Occasionally, but very seldom, a circular concave recess is worked on each face of the celt, apparently for the purpose of preventing it from slipping when held in the hand and used either as a chopping or cutting instrument. That engraved as Fig. 87 was kindly lent me by Mr. J. R. Mortimer, who found it on Acklam Wold, Yorkshire. It is of greenstone, and has been polished over almost the entire surface. The butt-end is nearly flat transversely, and ground in the other direction to a sweep, so as to fit beneath the forefinger, when held by the thumb and middle-finger placed in the recesses on the faces. Such recesses are by no means uncommon on the stones intended for use as hammers, and farther on (p. 242) I have engraved a hammer-stone of this class which would seem to have been originally a celt such as this, but which has entirely lost any approach to an edge by continual battering. In Mr. Mortimer's specimen the edge is fairly sharp, though it has lost some splinters from it in ancient times.

Fig. 87.—Acklam Wold. 1/2 Fig. 88.—Fimber. 1/2

In the same collection is another specimen, found near Fimber, formed of a green metamorphic rock. The butt-end is ground flat. and the sides nearly so. There is a slight depression worked on each face. The edge is slightly rounded, and shows longitudinal striæ. By the owner's kindness I am able to engrave it as Fig. 88.

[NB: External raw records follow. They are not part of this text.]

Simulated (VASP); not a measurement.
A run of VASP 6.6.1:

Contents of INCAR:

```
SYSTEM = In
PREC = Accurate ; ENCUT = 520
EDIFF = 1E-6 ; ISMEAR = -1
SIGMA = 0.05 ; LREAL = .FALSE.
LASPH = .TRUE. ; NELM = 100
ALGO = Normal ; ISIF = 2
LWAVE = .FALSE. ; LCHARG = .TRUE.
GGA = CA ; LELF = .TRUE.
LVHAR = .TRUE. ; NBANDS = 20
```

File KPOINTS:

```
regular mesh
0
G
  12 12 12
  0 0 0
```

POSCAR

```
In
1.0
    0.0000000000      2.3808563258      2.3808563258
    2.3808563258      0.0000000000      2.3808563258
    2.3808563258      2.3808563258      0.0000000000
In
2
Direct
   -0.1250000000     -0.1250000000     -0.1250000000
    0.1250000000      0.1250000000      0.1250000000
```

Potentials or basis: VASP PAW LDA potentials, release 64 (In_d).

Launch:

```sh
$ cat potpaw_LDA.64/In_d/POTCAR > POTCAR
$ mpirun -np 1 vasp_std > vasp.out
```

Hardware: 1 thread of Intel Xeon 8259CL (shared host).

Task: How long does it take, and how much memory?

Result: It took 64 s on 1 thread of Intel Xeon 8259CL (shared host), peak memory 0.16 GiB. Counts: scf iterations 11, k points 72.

In General Pitt Rivers's Collection is a celt from Hindostan, with a cup-shaped depression on one of its faces. A celt of basalt from Portugal[1] has such a depression on each face.

In the fine and extensive Greenwell Collection, so often referred to, is another remarkable celt, Fig. 89, which, though entirely different in character from those last described, may also have been intended for holding in the hand. It is of greenstone, the surface of which is considerably decomposed, and was found at Duggleby, in the East Riding of Yorkshire. On each side is an elongated concavity, well adapted for receiving the end of the forefinger when the instrument is held in the hand with the thumb on one face and the middle finger on the other. At first sight it might appear that the depressions had been made
  1. Mat. vol. xvi. p. 464.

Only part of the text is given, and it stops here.